Eliot Spitzer, who used a state office to become one of the most feared law enforcement officials in Wall Street history, announced his candidacy for New York governor on Tuesday.
Spitzer, 45 years old, will seek the Democratic nomination in the 2006 gubernatorial race, which coincides with the end of his second term as New York attorney general. The crusading prosecutor vowed to bring the same spirit to Albany that he showed rooting out scandal in the stock market.
"I bring people together whether they like it or not, and we tackle complex problems -- not with Band-Aid solutions, but with major reform and real change," Spitzer said in a statement. "We did it in the financial industry and other sectors, and we can do it in government."
Spitzer has become one of the best-known politicians in New York for his role in uncovering three major business scandals: faulty stock research by securities firms, trading abuses in mutual fund shares, and kickback arrangements in the insurance industry.
The third continues to make headlines, recently resulting in a board shakeup at
Marsh & McClennan
, which Spitzer has alleged rigged bids in selling insurance coverage through its brokerage unit.

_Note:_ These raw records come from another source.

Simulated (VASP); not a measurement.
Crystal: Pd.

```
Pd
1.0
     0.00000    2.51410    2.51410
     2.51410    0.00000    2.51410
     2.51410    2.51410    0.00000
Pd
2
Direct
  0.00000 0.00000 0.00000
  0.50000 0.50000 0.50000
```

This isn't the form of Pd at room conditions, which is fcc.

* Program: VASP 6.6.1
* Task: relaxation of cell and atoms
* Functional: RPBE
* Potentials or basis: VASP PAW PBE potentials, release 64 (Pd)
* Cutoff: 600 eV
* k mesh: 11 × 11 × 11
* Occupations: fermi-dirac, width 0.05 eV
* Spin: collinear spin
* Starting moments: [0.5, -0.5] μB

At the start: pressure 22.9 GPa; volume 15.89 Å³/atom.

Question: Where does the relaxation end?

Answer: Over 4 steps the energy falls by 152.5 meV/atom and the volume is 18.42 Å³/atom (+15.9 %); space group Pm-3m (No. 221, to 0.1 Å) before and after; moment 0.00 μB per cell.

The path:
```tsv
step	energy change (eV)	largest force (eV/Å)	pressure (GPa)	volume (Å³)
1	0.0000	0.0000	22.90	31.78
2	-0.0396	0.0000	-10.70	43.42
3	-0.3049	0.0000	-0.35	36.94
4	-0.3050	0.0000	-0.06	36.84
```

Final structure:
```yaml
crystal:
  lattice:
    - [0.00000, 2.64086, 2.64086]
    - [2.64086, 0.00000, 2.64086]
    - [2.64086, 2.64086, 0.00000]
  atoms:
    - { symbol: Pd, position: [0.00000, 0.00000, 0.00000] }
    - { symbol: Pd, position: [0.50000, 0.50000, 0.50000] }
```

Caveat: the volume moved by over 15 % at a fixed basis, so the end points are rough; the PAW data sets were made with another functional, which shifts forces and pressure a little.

In each case, Spitzer used popular outrage over shady industry practices to force offenders into highly publicized and expensive legal settlements. In both the research and mutual fund scandals, companies paid fines totaling well over $1 billion to settle.
Critics have contended that Spitzer has been too conscious of his public personna and say his preference for checkbook justice does little to deter future bad acts in the securities industry.
Spitzer is likely to face incumbent New York Gov. George Pataki, who has yet to disclose formally his intentions for 2006 but is widely expected to seek re-election.